Go with the flow

The second problem from Project Euler asks for the sum of the even Fibonacci numbers which are at most 4,000,000.

An aside on the numbers

The problem’s description of the Fibonacci sequence is flawed (or at least non-standard); the problem statement begins the sequence with 1 and 2, showing the first 10 terms as:

1, 2, 3, 5, 8, 13, 21, 34, 55, 89

It is common to see the definition given as:

fib₁ = 1, fib₂ = 1, fib_n = fib_n-1 + fib_n-2

I’m persuaded by Dijkstra’s line of reasoning, and prefer to use the definition…

fib₀ = 0, fib₁ = 1, fib_n = fib_n-1 + fib_n-2

…not only for the benefit of a zero origin, but also because it invites the mind to consider completing the story. The equations…

fib_n = fib_n-1 + fib_n-2

…and…

fib_n – fib_n-1 = fib_n-2

…are clearly equivalent, but the second one may help us realize that we can extend the conventional list to be infinite in both directions…

n	…	-7	-6	-5	-4	-3	-2	-1	0	1	2	3	4	5	6	7	…
fibn	…	13	-8	5	-3	2	-1	1	0	1	1	2	3	5	8	13	…

…making fib a total function over the integers. I’ll put off discussing that interesting option until another time, and for the rest of this post use only natural numbers.

Basic solutions

The naive recursive function for the n^th Fibonacci number…

  def fibR(n: Int): Int = {
    if (n == 0)
      0
    else if (n == 1)
      1
    else
      fibR(n - 1) + fibR(n - 2)
  }

…requires O(exp n) time to evaluate. We could go for a tail-recursive (iterative) version…

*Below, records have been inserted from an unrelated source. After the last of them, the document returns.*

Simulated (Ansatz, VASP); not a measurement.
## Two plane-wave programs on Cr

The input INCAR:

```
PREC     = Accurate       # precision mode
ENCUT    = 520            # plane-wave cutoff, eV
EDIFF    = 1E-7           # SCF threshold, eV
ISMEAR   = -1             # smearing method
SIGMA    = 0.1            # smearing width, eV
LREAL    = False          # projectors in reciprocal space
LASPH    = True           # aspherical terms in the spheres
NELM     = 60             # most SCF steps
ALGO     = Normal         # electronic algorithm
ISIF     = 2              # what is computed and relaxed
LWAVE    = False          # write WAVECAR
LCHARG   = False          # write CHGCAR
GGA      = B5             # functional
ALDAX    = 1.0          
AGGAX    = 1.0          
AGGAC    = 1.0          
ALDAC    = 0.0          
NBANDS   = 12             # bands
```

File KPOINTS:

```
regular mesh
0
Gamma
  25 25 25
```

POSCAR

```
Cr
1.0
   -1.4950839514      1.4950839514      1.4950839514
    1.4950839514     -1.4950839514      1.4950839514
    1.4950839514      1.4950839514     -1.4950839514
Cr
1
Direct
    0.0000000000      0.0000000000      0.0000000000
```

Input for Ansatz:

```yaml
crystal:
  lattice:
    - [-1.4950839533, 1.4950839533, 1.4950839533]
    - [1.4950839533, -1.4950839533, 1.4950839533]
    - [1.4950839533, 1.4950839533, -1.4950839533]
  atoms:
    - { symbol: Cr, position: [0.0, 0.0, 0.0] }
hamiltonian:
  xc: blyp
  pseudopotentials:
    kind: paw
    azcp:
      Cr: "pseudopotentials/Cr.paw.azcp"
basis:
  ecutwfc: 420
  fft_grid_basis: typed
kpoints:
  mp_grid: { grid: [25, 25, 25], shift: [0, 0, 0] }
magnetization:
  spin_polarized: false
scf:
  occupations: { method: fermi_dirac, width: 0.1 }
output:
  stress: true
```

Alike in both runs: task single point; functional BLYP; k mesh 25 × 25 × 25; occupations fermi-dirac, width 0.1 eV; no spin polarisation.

  def fibI(n: Int): Int = {
    def fib0(i: Int, a: Int, b: Int): Int =
      if (i == n) a else fib0(i + 1, b, a + b)
    fib0(0, 0, 1)
  }

…which executes in O(n) time. That’s an improvement, but still leaves us dealing with the Fibonacci sequence one number at a time.

Gently down the stream

The problem calls for a sum across multiple values from the Fibonacci sequence, and both of the above functions calculate “upwards” to reach the specified value. There’s no point in going through the sequence more than once (regardless of how efficiently we can do that), so let’s think of the sequence as a Stream[Int].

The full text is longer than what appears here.